Return assumptions that exceed the manager's track record Credibility gap. If the sponsor has never executed at this leverage, asset class, or fund scale, the projections are not defensible.
Gross IRR presented without net IRR The sponsor is hiding the fee drag. LPs compare on net returns. Gross-only presentations are a red flag.
No benchmark comparison Returns presented in a vacuum suggest the sponsor does not know where the market is.
Inconsistent numbers across the deck, PPM, and terms sheet Signals either poor document control or deliberate inconsistency. Either one kills credibility.
Deal-level pro formas substituted for fund-level projections The sponsor is still thinking like a syndicator, not a fund manager.
Overcrowded slides with dense spreadsheet data LPs skim. A slide they cannot read in 15 seconds does not get read at all.

The real issue behind all of these mistakes is the same: the sponsor is still marketing upside instead of demonstrating fund management discipline. As IRC's analysis of what stops founders from raising capital shows, conservative and defensible projections consistently outperform hockey-stick assumptions in institutional settings. The same logic applies here at the fund level.

Sponsors who understand the difference between deal marketing and fund underwriting are the ones who clear LP screening and reach investment committee review.

How the Deck Projections Must Line Up With the PPM, Terms Sheet, and Data Room Model

The pitch deck is the summary layer. It is not a standalone document. Every number in the deck will be tested against three other documents during LP diligence, and inconsistency across any of them is a serious credibility problem.

Document Role in the Projection Package What Must Be Consistent
Pitch deck Summary of fund economics and return expectations Gross/net IRR, MOIC, fee structure, hold period, scenario ranges
PPM Legal disclosure of assumptions, risks, and return methodology Return assumptions, fee and carry terms, risk factors tied to projection inputs
Fund terms sheet Commercial summary of economics and LP rights Hurdle rate, carry structure, management fee, recycling policy, distribution waterfall
Data room model Full financial model supporting every headline number All assumptions, sensitivity tables, deployment schedule, asset-level inputs

The private placement memorandum is where return assumptions and risk disclosures must be fully consistent with what the deck presents. If the deck shows a net IRR range and the PPM discloses different fee assumptions, LPs will catch it. Their legal counsel and fund-of-funds consultants review both documents in parallel.

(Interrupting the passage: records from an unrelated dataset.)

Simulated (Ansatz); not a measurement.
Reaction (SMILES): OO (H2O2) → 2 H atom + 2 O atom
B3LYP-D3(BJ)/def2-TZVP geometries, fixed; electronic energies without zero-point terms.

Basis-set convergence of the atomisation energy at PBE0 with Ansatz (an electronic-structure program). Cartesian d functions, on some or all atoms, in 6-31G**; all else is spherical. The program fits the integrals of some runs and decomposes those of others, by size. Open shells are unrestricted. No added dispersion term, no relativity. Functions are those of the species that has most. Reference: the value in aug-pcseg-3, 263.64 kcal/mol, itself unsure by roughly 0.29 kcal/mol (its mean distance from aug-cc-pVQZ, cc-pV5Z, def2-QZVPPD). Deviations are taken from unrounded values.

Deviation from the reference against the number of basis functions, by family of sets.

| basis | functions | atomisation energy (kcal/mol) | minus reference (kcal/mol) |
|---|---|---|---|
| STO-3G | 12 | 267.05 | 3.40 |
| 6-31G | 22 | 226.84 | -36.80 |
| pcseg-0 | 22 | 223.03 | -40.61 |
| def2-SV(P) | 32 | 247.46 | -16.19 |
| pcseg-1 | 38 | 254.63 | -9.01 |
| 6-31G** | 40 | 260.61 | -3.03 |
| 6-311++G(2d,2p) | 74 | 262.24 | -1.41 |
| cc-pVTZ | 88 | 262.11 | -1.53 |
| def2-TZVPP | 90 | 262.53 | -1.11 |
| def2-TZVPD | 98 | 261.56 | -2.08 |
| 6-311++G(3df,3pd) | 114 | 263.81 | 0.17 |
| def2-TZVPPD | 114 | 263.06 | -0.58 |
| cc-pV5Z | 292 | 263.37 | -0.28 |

The data room financial model is where every deck headline number needs to be traceable. LPs and their consultants will run the model themselves. If the model does not support the deck projections, the raise stalls.

The fund terms sheet needs to align with the fee, carry, hurdle, recycling, and distribution assumptions so the net return story is coherent end to end. A sponsor who presents a compelling deck but cannot reconcile it with the terms sheet is not ready for institutional capital.

The practical test: before any LP meeting, a sponsor should be able to trace every number in the deck directly to a corresponding input in the model and a corresponding disclosure in the PPM. If that trace breaks anywhere, fix it before outreach begins.

Build a Projection Package That Survives Scrutiny, Not Just a First Meeting

The goal of the projection package is not to maximize the numbers on paper. It is to present numbers that remain credible after fees, stress testing, and cross-document review by an LP's investment committee, legal counsel, and fund consultants.

Three things separate first-time sponsors who close institutional capital from those who stall at screening:

  • Disciplined assumptions: return projections that are grounded in current market conditions, consistent with the manager's track record, and stress-tested against realistic adverse scenarios
  • Benchmark awareness: returns framed relative to strategy type, hold period, and current cap rate and expense environments rather than presented as absolute targets
  • Document consistency: numbers that are identical across the deck, the PPM, the fund terms sheet, and the data room model, with no gaps that require explanation

IRC Partners works with real estate sponsors to structure institutional-grade projection packages, fund documents, and capital stack architecture before LP outreach begins. If the projection package is not ready for institutional scrutiny, the raise is not ready to start. For a deeper look at how the full fund document stack fits together, the complete guide to structuring a $100M closed-end fund covers every document in the raise from the terms sheet through closing.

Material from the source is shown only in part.